Programs are full of names. Variables, classes, functions, modules: much, perhaps most, of the text of a program is made up of names. The choice of names, therefore, has a massive impact on the readability of a program. There are two aspects to naming conventions. One is a set of rules about the formatting of names: when to use capitals, when underscores and so on. This is covered by PEP 8 and we reproduce some of the important rules below. The second aspect is the choice of the letter, word, or words that make up a name. This is much more a matter of judgement, though there are guiding principles that greatly help with clarity.

4.4.1. PEP 8 name conventions

PEP 8 has some rather detailed rules for naming, including for advanced cases that we are unlikely to encounter in the short term, but the most important rules are short and clear:

class names

Class names use the CapWords convention: each word in a name is capitalised and words are concatenated, without underscores between.

complex_polynomial # No capitals, underscore between words.
complexPolynomial # Missing leading capital.
Complex_Polynomial # Underscore between words.
ComplexPolynomial
exception names

Exceptions are classes, so the rules for class names apply with the addition that exceptions that designate errors should end in Error.

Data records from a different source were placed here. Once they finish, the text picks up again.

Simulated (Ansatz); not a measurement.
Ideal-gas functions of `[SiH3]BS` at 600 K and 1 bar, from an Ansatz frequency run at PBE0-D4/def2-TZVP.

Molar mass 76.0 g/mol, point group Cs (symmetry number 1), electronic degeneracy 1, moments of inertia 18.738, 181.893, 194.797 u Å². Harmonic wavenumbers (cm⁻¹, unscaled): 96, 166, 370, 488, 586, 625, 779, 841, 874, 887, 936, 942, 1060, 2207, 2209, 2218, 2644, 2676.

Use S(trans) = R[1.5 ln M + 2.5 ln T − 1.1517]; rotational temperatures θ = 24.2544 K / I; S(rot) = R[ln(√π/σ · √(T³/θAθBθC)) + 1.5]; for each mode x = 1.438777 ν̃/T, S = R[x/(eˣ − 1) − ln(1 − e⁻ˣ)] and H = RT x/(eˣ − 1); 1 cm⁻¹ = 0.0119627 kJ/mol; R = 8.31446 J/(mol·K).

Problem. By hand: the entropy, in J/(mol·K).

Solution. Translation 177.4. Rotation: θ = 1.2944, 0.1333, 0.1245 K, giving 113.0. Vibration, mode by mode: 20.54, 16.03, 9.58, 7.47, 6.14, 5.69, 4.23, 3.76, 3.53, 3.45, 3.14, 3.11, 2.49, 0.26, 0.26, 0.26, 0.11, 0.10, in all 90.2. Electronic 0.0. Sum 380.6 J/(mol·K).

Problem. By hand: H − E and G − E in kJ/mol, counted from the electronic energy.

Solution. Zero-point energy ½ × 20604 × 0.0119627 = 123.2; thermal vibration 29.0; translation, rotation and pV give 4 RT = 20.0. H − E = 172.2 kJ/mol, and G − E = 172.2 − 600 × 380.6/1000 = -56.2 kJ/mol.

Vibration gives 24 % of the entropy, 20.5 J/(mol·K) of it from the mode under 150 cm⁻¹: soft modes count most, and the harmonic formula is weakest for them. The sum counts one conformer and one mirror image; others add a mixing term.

PolynomialDivisionError # For example to indicate indivisibility.
function, variable, and module names

Almost all names other than classes are usually written in all lower case, with underscores separating words. Even proper nouns are usually spelt with lower case letters to avoid being confused with class names.

def Euler(n): # Don't capitalise function names.
MaxRadius = 10.  # No CamelCase.
def euler(n):  # Lower case, even for names.
max_radius = 10.  # Separate words with _.
method parameters

The first parameter to an instance method is the class itself. Always and without exception name this parameter self.

class MyClass:

    def __init__(instance, arg1, arg2):
    ...
class MyClass:

    def __init__(self, arg1, arg2):
    ...
non-public methods and attributes

If a method or attribute is not intended to be directly accessed from outside the class, it should have a name starting with an underscore. This provides a clear distinction between the public interface of a class and its internal implementation.

class MyClass:

    def _internal_method(self, arg1):
    ...

4.4.2. Choosing names

Short names help make short lines of code, which in turn makes it easier to read and understand what the code does to the values it is operating on. However short names can also be cryptic, making it difficult to establish what the names mean. This creates a tension: should names be short to create readable code, or long and descriptive to clarify their meaning?

A good answer to this dilemma is that local variables should have short names. These are often the most frequently occurring variables on a line of code, which makes the statement more intelligible. Should a reader be unclear what a variable stands for, the definition of a local variable will not be very far away. Conversely, a module, class, or function which might be used far from its definition had better have a descriptive name which makes its purpose immediately apparent.

4.4.3. Follow the mathematics

Remember that the key objective of code style conventions is to make it easier for readers to understand the code. If the code implements a mathematical algorithm, then it’s quite likely that readers of that code will have at least a passing acquaintance with that area of mathematics. You will therefore greatly help their intuition for what your code does if the names in the code match the mathematical conventions for the same concepts. You can use underscores to hint at subscripts, just like in LaTeX. For example, if you write a function which changes coordinates, then x_old and x_new are likely to be good names for the coordinate vector before and after the transformation.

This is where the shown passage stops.